Zen and relationships – part 3

When couples repeat traditional wedding vows, they say “For as long as we both shall live.” I don’t imagine they’re crossing their fingers behind their backs. Assuming they mean it, why do so many relationships fail? According to the latest stats I’ve seen on heterosexual marriages in America, the chance of finding a lifelong partner now hovers in the neighborhood of a coin toss: 50/50. What does Zen, or any spiritual practice, have to offer that could improve the odds? I think the answer is: A lot.

I think lots of relationships hinge too much of the time on three things – emotional attraction, favorable circumstances, and getting a good deal – while missing the element of relationship as a spiritual practice. What I mean by emotional attraction is some degree of falling in love. The spell of the magic is powerful and it usually continues to fuel the relationship. By favorable circumstances I mean the conditions and circumstances – home, kids, jobs, friends, families – that form a web of connective tissue that helps hold the relationship together. What I mean by getting a good deal is the overall assessment each person makes that the pros (what I’m getting out of the relationship) outweigh the cons.

The spell of emotional attraction is powerful and pleasurable, but people change and the spell may weaken over time. The same is true for favorable conditions and circumstances. Everything changes, and when essential connective tissues dissolve – kids leave home, jobs are lost, families feud, etc. – the relationship that depends on them is threatened. The third element – getting a good deal – is the trickiest.

Among other things, relationships are means to fulfillment, pleasure, satisfaction, and meaning. This expectation is so basic we may never express it out loud to a partner or to ourselves. If we expect no fulfillment, pleasure, satisfaction, or meaning, we look elsewhere. It’s a self-centered calculus, but not necessarily self-centered in a mean or greedy way. It’s self-centered in that we’re seeking positive outcomes for ourselves. We weigh the relationship: How’s this working out for me? Given what I’m putting in and what I’m getting out, is it a good deal for me? What’s the probability the balance of effort and reward will improve in the future?

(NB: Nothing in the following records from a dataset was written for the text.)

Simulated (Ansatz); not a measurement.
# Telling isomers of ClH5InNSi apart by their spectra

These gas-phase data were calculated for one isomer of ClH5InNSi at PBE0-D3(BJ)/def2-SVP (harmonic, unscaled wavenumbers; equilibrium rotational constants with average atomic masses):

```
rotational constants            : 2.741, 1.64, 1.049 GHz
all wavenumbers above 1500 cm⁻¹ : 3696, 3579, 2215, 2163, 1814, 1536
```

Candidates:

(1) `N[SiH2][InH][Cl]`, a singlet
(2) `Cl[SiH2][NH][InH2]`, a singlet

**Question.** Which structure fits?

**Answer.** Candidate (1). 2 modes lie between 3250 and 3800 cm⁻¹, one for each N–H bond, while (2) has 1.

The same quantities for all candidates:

If we pay close attention, we may discover this calculator to be running more often than we realized, quietly in background mode. We unconsciously tally things up and it’s in a crisis that we notice. When we collide we defend ourselves, assigning fault and blame. Which of us was less considerate? Yes, I admit to my mistake, but what about the fourteen mistakes you made? I can list them. And besides, your mistakes are worse than mine because….and so on. More distressingly, the stress, dissatisfaction, and unhappiness that has been building up over time, may be quite unknown to us. We may be out of touch with our own feelings, in which case, there is simply an explosion of some kind that injures or even destroys the relationship.

From a Zen perspective, this is the Buddha’s Noble Truths coming in for a landing. It’s the calculus of craving, leading to suffering. Do I think we’re all craven, self-centered creatures, out to maximize gain, even at the expense of the partner we’ve vowed to love and care for? No. It’s not that simple. We all have important and wholesome needs to be met. Intimate long term human relationships encompass a complex web of positive and negative feelings and forces, some conscious and many below the surface. Still, some degree of self-centered orientation is a fact of life, reinforced by a culture which regards the accumulation of “goodies” as one of the highest values.

From this perspective, it’s interesting to think about the extent to which an intimate relationship can come to resemble a commercial transaction, an implicit trading relationship in which the parties measure, consciously and unconsciously, what they’re getting versus what they’re giving and arrive at a kind of net profit assessment. In relationship terms, instead of calling it profit, it’s called happiness. “I have a happy marriage.” Or, “I have an unhappy marriage.” It’s not so different from the way we relate to many other aspects of our lives, to work, to friendships, to church, to community. It doesn’t mean we never do anything altruistic or kind. It does mean, however, that the calculator can turn whatever we do into a variable in a larger equation that measures whether we’re gaining or losing. In my own life, examining these three elements of relationship have helped me begin to understand the nature and value of a fourth element: intimate relationship as a spiritual practice. More to follow.


Comments

  1. Hope Fellows says:

    I am with you on this. I have for a while been realizing how self-centered relationships are and how in the end it seems to be about getting our needs met while at the same time meeting someone’s needs which can then often led to a conflict of needs. Likewise I ask myself the question is what I get back from my relationship greater or at least equivalent to what I give. Then I realize life cannot be put on a scale and it is in the living together with others and whatever that brings that grows us; and that is in fact,, at least for me, what ‘it’ is all about.

  2. Peter says:

    Thanks for the thoughtful comment.